Incident on 2020-09-21 - Some cloud-platform components destroyed
Key events
- First detected 2020-09-21 18:27
- Incident declared 2020-09-21 18:40
- Repaired 2020-09-21 19:05
- Resolved 2020-09-21 21:41
Time to repair: 0h 38m
Time to resolve: 3h 14m
Identified: Some components of our production kubernetes cluster (live-1) were accidentally deleted, this caused some services running on cloud-platform gone down.
Impact:
- Some users could not access services running on the Cloud Platform.
- Prometheus/alertmanager/grafana is not accessible.
- kibana is not accessible.
- Cannot create new certificates.
Context:
- Test cluster deletion script triggered to delete a test cluster, kube context incorrectly targeted the live-1 cluster and deleted some cloud-platform components.

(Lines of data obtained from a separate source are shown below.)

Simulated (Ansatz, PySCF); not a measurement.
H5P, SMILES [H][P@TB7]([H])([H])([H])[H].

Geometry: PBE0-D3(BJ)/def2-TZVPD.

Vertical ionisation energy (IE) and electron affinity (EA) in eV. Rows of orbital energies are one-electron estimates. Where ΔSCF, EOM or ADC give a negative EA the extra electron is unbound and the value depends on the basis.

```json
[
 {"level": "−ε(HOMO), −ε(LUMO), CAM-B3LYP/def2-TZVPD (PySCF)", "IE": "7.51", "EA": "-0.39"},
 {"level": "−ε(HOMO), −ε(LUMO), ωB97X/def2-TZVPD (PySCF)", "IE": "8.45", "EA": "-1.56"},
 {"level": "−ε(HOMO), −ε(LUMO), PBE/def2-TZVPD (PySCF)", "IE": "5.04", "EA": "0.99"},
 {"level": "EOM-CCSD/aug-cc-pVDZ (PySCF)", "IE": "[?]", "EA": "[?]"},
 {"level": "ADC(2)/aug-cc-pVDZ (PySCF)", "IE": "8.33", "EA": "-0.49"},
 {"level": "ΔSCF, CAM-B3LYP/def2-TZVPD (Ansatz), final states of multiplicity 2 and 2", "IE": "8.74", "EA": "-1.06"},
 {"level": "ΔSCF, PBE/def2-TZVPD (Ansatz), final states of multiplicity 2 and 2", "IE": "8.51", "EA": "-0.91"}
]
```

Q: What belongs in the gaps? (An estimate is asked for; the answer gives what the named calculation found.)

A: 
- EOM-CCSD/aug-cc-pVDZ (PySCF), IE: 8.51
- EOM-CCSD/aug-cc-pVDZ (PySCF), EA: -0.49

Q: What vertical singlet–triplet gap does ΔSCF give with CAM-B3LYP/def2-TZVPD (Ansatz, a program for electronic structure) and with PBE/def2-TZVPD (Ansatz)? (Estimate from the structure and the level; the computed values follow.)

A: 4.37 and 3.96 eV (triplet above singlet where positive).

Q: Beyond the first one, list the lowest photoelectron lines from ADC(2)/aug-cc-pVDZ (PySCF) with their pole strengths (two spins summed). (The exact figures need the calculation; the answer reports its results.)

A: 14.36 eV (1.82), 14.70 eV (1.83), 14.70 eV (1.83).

- Components include default ingress-controller, prometheus-operator, logging, cert-manager, kiam and external-dns. As ingress-controller gone down some users could not access services running on the Cloud Platform.
- Formbuilder services not accessible even after ingress-controller is restored.
- Timeline: Timeline for the incident.
- Slack thread: Slack thread for the incident.
Resolution:
- Team prioritised to restore default ingress controller, ingress-controller has a dependency of external-dns to update route53 records with new NLB and kiam for providing AWSAssumeRole for external-dns, these components (ingress-controller, external-dns and kiam) got restored successfully. Services start to come back up.
- Formbuilder services are still pointing to the old NLB (network load balancer before ingress got replaced), reason for this is route53 TXT records was set incorrect owner field, so external-dns couldn’t update the new NLB information in the A record. Team fixed the owner information in the TXT record, external DNS updated formbuilder route53 records to point to new NLB. Formbuilder services is up and running.
- Team did target apply to restore remaining components.
- Apply pipleine run to restore all the certificates, servicemonitors and prometheus-rules from the environment repository.